=================
== CJ Virtucio ==
=================

Quantiles with Rscript

quantiles rscript

Working with Rscript without a strong statistics background can be a little daunting. Some of its functions seem to have pretty mysterious properties, and the documentation can be a challenge to grok without prior knowledge. One such function I’ve recently encountered is quantile.

The wikipedia article defines quantiles as:

cut points dividing the range of a probability distribution into continuous intervals with equal probabilities, or dividing the observations in a sample in the same way.

If you think of a dataset as a stream, a quantile is a point that divides the stream into a segment. There are several kinds, but perhaps the most common is the quartile. Quartiles are cutpoints that divide datasets into four parts. So, if you have a dataset of [1, 2, 3, 4, 5, 6, 7, 8], the first, second, third, and fourth quartiles are 1, 2, 3, 4, respectively.

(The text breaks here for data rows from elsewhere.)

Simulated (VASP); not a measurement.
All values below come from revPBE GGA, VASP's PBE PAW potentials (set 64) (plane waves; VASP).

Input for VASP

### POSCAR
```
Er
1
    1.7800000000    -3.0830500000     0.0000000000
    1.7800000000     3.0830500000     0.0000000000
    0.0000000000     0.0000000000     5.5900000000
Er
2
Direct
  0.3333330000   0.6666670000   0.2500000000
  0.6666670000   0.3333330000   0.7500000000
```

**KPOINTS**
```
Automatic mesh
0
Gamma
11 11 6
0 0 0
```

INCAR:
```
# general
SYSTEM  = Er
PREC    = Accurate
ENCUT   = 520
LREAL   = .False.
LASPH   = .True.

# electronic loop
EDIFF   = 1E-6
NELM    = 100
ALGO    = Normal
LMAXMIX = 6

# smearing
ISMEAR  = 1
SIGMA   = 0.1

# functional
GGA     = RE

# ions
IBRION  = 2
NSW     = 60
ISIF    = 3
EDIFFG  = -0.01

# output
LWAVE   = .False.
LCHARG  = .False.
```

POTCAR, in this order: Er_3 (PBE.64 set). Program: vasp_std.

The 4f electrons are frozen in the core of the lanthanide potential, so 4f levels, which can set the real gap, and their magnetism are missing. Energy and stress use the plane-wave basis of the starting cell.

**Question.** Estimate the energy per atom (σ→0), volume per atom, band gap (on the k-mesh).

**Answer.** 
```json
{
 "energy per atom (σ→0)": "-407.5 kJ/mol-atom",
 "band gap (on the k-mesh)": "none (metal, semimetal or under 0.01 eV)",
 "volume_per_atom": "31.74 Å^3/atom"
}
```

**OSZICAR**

I ran into an issue where the code would process and filter out records from data that I was trying to seed for testing. The codebase was very opaque about the reason; all it would tell me was that it was trying to perform processing on an empty dataset. After some digging, I ran into code that looked something like this:

doFoo(quantile(data, 0.98))

Playing with the repl didn’t make things much clearer. I’d create a dataset of one element, and quantile would return the same value:

data = c(1)
print(quantile(data, 0.98))
# 1

I then figured that, if a quantile’s a cutpoint in the data, it only makes sense that the 0.98th cutpoint would be the sole element in the data. So I added more datapoints; true enough, calling the quantile function led to a different result:

data = c(1, 2, 3, 4, 5, 6, 7, 8)
print(quantile(data, 0.98))
# 7.86

If a quantile is a cutpoint in the data, then there can only be one cutpoint in a dataset of size 1. With a much larger dataset, the quantile becomes something more distinct, since there are more datapoints to work with. So it turns out that all I had to do was seed more data.